What Happens to Cryptocurrency When Its Owner Dies?

Cryptocurrency and Estate Planning

Bitcoin, Litecoin, Ethereum, Zcash, Dash, Ripple, Monero… these aren’t just a bunch of made-up words, they are the most popular forms of cryptocurrency. They are a making waves in the financial world and creating interesting challenges for estate planners.

If you die with a shoebox of cash hidden in your closet, or with money in a traditional bank account, or owning a piece of property, how those assets will be treated is pretty straightforward. The government will take out the appropriate taxes, then the asset will pass on to someone else as specified in your estate plan. What happens if you own cryptocurrency when you die is much more uncertain.

Cryptocurrency is a completely intangible asset. It is transferred by following a technological process, not by signing legal documents. And those who are buying cryptocurrency on an exchange do not always have to reveal their true identity to the sellers. These characteristics make it somewhat challenging to transfer virtual currency via traditional estate planning techniques.

Unlike traditional banks, virtual currency exchanges do not require account holders to designate someone who can take over the account upon its creator’s death. This means an account holder’s heirs would have to go to court and establish their right to take over the account through the probate process. However, even securing the right to take over an account does not ensure access to the account’s contents or an ability to control the account.

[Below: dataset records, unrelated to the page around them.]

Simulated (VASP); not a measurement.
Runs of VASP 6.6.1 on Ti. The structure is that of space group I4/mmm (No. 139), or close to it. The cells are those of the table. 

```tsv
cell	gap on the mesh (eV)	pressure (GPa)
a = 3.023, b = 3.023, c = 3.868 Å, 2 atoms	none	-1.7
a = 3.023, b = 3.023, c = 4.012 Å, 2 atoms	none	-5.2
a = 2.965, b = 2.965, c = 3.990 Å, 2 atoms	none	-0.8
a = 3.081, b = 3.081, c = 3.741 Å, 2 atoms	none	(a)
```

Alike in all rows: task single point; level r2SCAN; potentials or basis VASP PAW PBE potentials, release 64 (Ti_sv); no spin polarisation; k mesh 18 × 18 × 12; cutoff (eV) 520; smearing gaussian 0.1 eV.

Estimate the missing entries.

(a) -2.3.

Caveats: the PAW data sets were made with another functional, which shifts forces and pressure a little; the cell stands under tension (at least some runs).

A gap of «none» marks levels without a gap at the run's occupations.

There is no way for a court to force an exchange to open a crypto wallet for an heir. Therefore, cryptocurrency owners must provide the documentation needed for their heirs to access and control their accounts, in addition to granting permission for such access and control. Ideally, cryptocurrency holders will carefully document what virtual currency they own, how much they paid for it, and when they bought it. But it is also critical to provide the technical instructions and virtual keys necessary to take over the account. This information could be written on a piece of paper or stored on a USB drive that is kept with other estate planning documents in a secure location.

It is also important to note that owning cryptocurrency can have significant tax implications. Cryptocurrency is treated as property rather than currency for tax purposes. Therefore, capital gains and losses tied to cryptocurrency must be reported, and taken into account during the estate planning process. Bitcoin owners who bought in early and made a killing when the value of the virtual currency skyrocketed, should be aware that they will owe a significant amount in capital gains taxes if they trade, sell, or spend their Bitcoins, or if they die. This could change if the IRS starts treating virtual currency like actual currency, but for the foreseeable future, it is going to be treated like property.

Working with an estate planning attorney who understands what cryptocurrency is and what unique challenges it presents is critical. If your estate plan is not structured to facilitate the transfer of digital assets, any value your assets have accumulated could evaporate into the ether, or you could wind up paying an arm and a leg to Uncle Sam in capital gains taxes.